[Home] [Resume] [Publications] [Projects] [Photo Album] [Links]

 

 

 

Current Project:

  • Jan. 2007-present        Research of ILLIAC6 Supercomputer

     

    Controlled and coordinated the progress of developing communication protocol stack in reconfigurable device. The main work included clarifying the hardware /software interface and each layer's specification, analyzing and optimizing data path for bandwidth, allocating global resource of device, and building up a run-time reconfigurable solution. The whole protocol stack has almost been finished and expected to be verified on mezzanine card soon.

     

    Designed the crossbar switches in the protocol stack. Crossbar switch interacts with both physical channels and the software mapper. Changed with the static scheduling algorithm, round-robin dynamic scheduling and fixed-length packet time-slot interchanger. The first one fits only light overload. The second one avoids the NP-problem in static routing but provides unpredictable bandwidth. The final version is capable to guarantee tight bandwidth for real-time application. Crossbar switch design has been tested on development board in 200MHz frequency and supplied up to 6.4 Gbps for each link.

 

Past Projects:

  • Mar. 2005-Jul. 2006        Processor's Micro-architecture

In order to increase the throughput of VLIW (Very Long Instruction Word) microprocessor in multi-media applications, I analyzed the performance under real workloads and found out how to optimize. I think SMT (Simultaneous Multithreading) technology will be an efficient method in area and power, considering the features of video compression such as lots of vector operations and high thread-level parallelism. Therefore, I design an asymmetrical multithreading architecture in VLIW microprocessor, which can increase the performance--especially SIMD coprocessor's efficiency, power efficiency and area efficiency of the processor. Asymmetrical mechanism guarantees the main thread with the whole resource, and increases the throughput with executing some low-priority threads simultaneously.

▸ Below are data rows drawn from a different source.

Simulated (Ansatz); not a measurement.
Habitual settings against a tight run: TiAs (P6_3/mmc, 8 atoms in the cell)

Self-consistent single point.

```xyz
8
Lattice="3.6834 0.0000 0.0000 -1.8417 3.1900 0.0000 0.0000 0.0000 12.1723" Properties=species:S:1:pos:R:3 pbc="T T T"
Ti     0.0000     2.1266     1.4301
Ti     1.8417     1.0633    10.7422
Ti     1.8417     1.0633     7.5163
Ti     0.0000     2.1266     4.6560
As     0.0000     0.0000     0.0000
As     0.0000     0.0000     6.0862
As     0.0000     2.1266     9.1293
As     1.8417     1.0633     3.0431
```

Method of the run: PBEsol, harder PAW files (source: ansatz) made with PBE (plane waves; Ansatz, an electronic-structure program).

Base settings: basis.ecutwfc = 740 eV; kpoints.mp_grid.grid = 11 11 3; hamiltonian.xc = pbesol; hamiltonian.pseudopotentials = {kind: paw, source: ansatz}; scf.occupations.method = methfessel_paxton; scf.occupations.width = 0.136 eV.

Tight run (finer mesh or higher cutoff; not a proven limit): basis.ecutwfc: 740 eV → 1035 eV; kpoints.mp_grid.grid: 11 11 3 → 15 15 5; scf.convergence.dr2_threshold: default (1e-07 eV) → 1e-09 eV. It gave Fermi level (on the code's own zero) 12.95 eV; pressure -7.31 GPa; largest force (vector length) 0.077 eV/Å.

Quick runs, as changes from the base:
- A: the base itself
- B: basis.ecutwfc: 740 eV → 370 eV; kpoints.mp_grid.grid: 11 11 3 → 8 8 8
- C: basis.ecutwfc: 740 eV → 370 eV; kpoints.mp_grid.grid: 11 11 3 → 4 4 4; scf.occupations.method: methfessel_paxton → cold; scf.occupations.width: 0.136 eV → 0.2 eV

  • Aug. 2004-Mar. 2005      The Custom Design of 16 Ports Register File in 500 MHz

Register file is a crucial unit in microprocessor which has register-to-register ISA (Instruction Set Architecture). Multi-ports and high frequency of register file can support the high performance of the superscalar computer system. This register file can be written by 6 ports and read by 10 ports at one time. I chose a reliable memory cell structure for 4-port reading without content changes. The register design started from transistor-level circuit and was layout compactly. It took digital IC flow to design and verify functions. The tools I utilized are Spice, CosmosSE, CosmosLE, Nanosim, StarRCXT, etc. It has been implemented in 0.18um CMOS technology and meets the requirements very well.

  • Aug. 2003- Aug. 2004     The Design of High Speed DSP&CPU Microprocessor (SuperV)

SuperV is a VLIW microprocessor with SIMD instructions. It includes over one million gates with the speed up to 266MHz. My tasks in this project included

1) Implemented the control path of the microprocessor in RTL level;
2) Accomplished the custom design of 16-ports write-through  register file in transistor-level, which supported 4-issued microprocessor;
3) Verified the function of the CPU core and SIMD coprocessor on both simulation and formal methods.

The tools we used included Modelsim, VCS, Design-Compiler, Formality, etc. In the phase of verification, I designed some kernel assembly programs with sub-word parallelism for simulation and built up an efficient test-bench to shorten the verification period. This project wais funded by national basic research program of China. It has been fabricated  in 0.18μm CMOS technology. The chip got one-pass and ran MPEG-2 application as we expected.

  • Oct. 2002-Aug. 2003         The Custom Design of 6 Ports Register File in 400MHz

The register file is designed as a small IP core. It supported 4 read and 2 write operations at one time. It was designed in 0.18um. I designed the transistor-level circuit and finished the layout and optimization. The tools I used were Spice, CosmosSE, Enterprise, Star_sim, StarRC, etc.

  • Mar. 2002-Oct. 2002          The Design of Regular Multiplier Generator

The multiplier generator is a work to shorten the design period of parallel multiplier. It can produce the RTL code under any data widths from 4-bit to 40-bit. The multiplier consists of many 4-2 counters so that the structure is neat to place and route. I designed it in C language and synthesized all multipliers of all widths to get the timing and area reports in Design_Compiler.